Tuesday, June 30, 2009

Fifth Week Update - Surveys and Newsfeed

The beautiful chaos of open source development has many implications. It requires a level of cooperation that perhaps goes beyond that which we find in the ordinary workplace. Open source development requires collaboration, and constant communication.

At times, it's a struggle to maintain a good level of communication. This is especially true when the contributors are separated by thousands of miles, and have a wide variety of schedules. But communication in open source development is crucial. A lack of communication results in unnecessary emergencies, and can ultimately mean the difference between success and failure in an open source software development project.

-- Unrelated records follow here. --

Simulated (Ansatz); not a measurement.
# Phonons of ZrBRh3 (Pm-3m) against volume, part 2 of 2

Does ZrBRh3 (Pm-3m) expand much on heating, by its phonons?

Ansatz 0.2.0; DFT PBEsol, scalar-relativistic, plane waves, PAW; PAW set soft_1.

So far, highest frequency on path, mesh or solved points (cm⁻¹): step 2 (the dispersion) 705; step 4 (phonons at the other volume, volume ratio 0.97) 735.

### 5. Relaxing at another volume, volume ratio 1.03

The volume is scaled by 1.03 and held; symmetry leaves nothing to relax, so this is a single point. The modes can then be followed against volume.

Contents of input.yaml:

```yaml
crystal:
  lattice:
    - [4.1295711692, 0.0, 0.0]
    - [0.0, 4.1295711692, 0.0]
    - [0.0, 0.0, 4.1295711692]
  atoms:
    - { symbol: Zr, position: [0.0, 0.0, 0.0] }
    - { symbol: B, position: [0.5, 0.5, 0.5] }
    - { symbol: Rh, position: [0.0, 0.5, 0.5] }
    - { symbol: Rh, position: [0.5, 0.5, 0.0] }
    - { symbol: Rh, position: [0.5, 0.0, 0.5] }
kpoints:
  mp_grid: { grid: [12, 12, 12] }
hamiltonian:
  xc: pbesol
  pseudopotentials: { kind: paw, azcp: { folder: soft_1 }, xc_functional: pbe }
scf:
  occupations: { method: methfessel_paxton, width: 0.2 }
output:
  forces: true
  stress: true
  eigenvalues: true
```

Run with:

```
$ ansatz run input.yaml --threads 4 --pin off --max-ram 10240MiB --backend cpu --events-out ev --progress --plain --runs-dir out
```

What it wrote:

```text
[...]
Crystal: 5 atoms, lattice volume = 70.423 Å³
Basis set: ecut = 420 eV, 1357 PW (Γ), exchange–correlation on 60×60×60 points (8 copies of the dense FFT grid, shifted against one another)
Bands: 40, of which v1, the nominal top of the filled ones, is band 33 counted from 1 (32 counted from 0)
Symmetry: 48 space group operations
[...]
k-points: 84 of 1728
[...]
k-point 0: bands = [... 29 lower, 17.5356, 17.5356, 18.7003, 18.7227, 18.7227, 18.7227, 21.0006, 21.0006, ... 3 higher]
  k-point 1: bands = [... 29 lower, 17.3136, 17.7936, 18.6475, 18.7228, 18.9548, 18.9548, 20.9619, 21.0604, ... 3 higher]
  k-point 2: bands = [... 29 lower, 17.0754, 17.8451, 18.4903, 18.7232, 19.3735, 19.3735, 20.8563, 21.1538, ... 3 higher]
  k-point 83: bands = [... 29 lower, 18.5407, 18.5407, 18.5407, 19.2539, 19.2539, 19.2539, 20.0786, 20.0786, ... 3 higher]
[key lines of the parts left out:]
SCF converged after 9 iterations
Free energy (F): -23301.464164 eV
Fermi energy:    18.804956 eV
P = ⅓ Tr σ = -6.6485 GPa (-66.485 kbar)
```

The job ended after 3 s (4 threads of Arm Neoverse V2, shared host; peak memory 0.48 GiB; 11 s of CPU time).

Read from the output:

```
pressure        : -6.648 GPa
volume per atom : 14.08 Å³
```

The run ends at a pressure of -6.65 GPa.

Currently, I'm anxious about how to approach the challenges of these next few days, as we make the final preparations for deploying surveys. Ordinarily, I'd like to be testing, optimizing, and generally winding down development at the 11th hour before deploying a feature.

However, it's surprisingly easy to find yourself in "putting out fires" mode at these times, which can be a scary place to be, considering that last minute changes are often precursors to a variety of problems that can end up affecting the end user experience.

Part of the reason I find myself in this situation is do to my own relative inexperience, and my inability to anticipate what features and code organization would be needed and desired. Being a newcomer to Melange development, I'm often unsure of design decisions and end up implementing a feature that either don't match the functional or structural needs, and either me or someone else will have to go back and make changes after dependencies and documentation have already been created.
If I did a better job of communicating specifications for all my work, I probably would have saved a good deal of development time.

While in "putting out fires" mode, these design decisions can be even more difficult to make, since there is a great incentive to do things the quick and ugly way.

For instance, now that the Survey class has been subclassed as ProjectSurvey and GradingProjectSurvey, there needs to be a way for a user creating a survey to specify whether the survey is a Survey, a ProjectSurvey, or a GradingProjectSurvey.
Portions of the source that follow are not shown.